Collaborating on Crisis Management

Panelists at NMHC’s 2018 OpTech Conference & Exposition in Orlando discussed the best ways to build a strategy for dealing with different levels of crisis at a community.

Peter Jakel, Nyla Westlake, Brian Doppelt and Keli Lynch-Wright

The multifamily industry is no stranger to crisis, with the recent devastation brought upon by the several hurricanes and wildfires that have taken place. In addition to disaster relief, there are other forms of crisis including criminal activity such as death and violent altercations, in which property managers need to have procedures set in place to deal with these issues. At National Multifamily Housing Council’s 2018 OpTech Conference & Exposition in Orlando, Linnell Taylor Marketing’s Vice President of Strategy Peter Jakel, moderated a panel on the essentials of collaborative crisis management, which included Trammel Crow Residential’s Managing Director of Asset Management-National Nyla Westlake, The Bainbridge Cos.’ Senior Vice President & General Counsel Brian Doppelt and Hatching Hope’s Executive Director & Co-Founder Keli Lynch-Wright. 
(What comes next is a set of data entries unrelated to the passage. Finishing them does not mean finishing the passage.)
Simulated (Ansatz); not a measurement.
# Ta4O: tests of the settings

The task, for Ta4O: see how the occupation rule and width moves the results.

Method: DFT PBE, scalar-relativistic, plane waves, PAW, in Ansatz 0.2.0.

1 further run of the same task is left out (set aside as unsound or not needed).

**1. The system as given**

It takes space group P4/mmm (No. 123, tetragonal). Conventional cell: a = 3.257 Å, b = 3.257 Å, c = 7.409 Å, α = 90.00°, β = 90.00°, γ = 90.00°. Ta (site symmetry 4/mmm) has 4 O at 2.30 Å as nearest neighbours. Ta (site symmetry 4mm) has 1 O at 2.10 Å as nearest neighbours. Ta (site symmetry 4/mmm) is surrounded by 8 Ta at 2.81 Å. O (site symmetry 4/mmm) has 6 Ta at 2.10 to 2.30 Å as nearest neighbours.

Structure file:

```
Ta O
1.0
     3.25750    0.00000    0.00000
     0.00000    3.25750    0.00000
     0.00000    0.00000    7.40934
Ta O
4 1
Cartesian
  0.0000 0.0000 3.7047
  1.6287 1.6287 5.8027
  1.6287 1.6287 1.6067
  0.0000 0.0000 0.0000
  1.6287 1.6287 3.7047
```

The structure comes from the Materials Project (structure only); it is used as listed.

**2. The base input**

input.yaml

Gathering a proper team is the first step in developing a crisis management strategy. This group of individuals should include members of the public relations firm, the property manager, insurance brokers and senior marketing staff. This will act as a formal crisis management department for the community, which will handle onsite disruptions. “It’s important to solicit internal feedback to develop a crisis plan—from the site level all the way up to the CEO,” explained Doppelt. 

Although hiring a third party management service to handle crisis management is an option, being hands-on at a community has shown better results when it comes to resident satisfaction and communication. However, it is helpful to have an offsite team handling resident communication efforts, that way the community can be reached during the time of crisis, instead of emails and phone calls going unanswered. “Dedicate someone on your team that is not located where you are, to handle communication,” said Lynch-Wright. 

Another component of this is the training itself. When employees are hired, they should be given on-board training, which is then revisited twice a year to keep staff up to date on the current changes of the plan and the steps to take when an incident occurs. Jakel also mentioned the use of mock trials, that can assist in preparing employees in how to handle different crisis scenarios. “Training for each crisis needs to constantly be updated because no two are the same, and staff needs to be aware of that,” explained Jakel. 

Communication is key when it comes to crisis management. The most important thing to keep in mind is if you were the resident, how much information would you want to know? “When it comes to dealing with crisis, the priority should be residents first, then staff, then the property, regardless of what happens,” notes Westlake. By utilizing social media services, text and email, residents can be alerted to the current situation and what action is being taken by community staff. This is also vital to the resident when it comes to disaster relief, such as evacuation and weather notices. Transparency makes a crucial difference between keeping your residents in the dark to avoid panic and giving them enough information so that they trust the situation is being handled in a responsible and timely manner.